Page History: Poor Man's T-SQL Formatter
Compare Page Revisions
Page Revision: 2011-04-27 08:11
This is a homebrew SQL (T-SQL) formatter, mainly created because I could not find any free and open-source T-SQL formatters that handle T-SQL exactly the way I want, including full stored procedure formatting.
It's written in C#, and designed to work in three phases, each using a pluggable class:
- Tokenization - text-level parsing, identifying operators vs keywords vs whitespace vs comments, etc
- Parsing - keyword-level parsing, identifying hierarchical relationships between components of the T-SQL code, statements, clauses, blocks, flow control, etc.
- Please note, this is not a fully-fledged SQL parser. It does not distinguish between different types of DML, it does not parse full expression trees, etc - there's a lot it doesn't do, it just does the bare minimum to enable the formatting I was aiming for.

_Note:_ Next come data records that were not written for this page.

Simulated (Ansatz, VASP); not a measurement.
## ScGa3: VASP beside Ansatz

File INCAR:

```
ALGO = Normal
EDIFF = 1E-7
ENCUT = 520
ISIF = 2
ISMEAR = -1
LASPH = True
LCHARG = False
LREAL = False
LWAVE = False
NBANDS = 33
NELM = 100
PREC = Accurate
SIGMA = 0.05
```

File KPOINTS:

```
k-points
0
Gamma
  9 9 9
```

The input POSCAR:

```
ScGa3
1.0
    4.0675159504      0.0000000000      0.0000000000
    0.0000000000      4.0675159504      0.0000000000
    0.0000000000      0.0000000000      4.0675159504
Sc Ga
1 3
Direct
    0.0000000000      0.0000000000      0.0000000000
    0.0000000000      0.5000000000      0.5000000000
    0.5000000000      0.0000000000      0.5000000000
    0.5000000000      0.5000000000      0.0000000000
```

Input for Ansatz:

- Formatting - turning the SQL parse tree back into T-SQL code, with customizable formatting preferences.
The library (and winforms demo and test projects) is released under the Affero GPL, and will continue to be subject to significant changes as I add the major features that I see are missing ( eg CASE statement parsing and derived table support). I'll update this again when it reaches a more stable state.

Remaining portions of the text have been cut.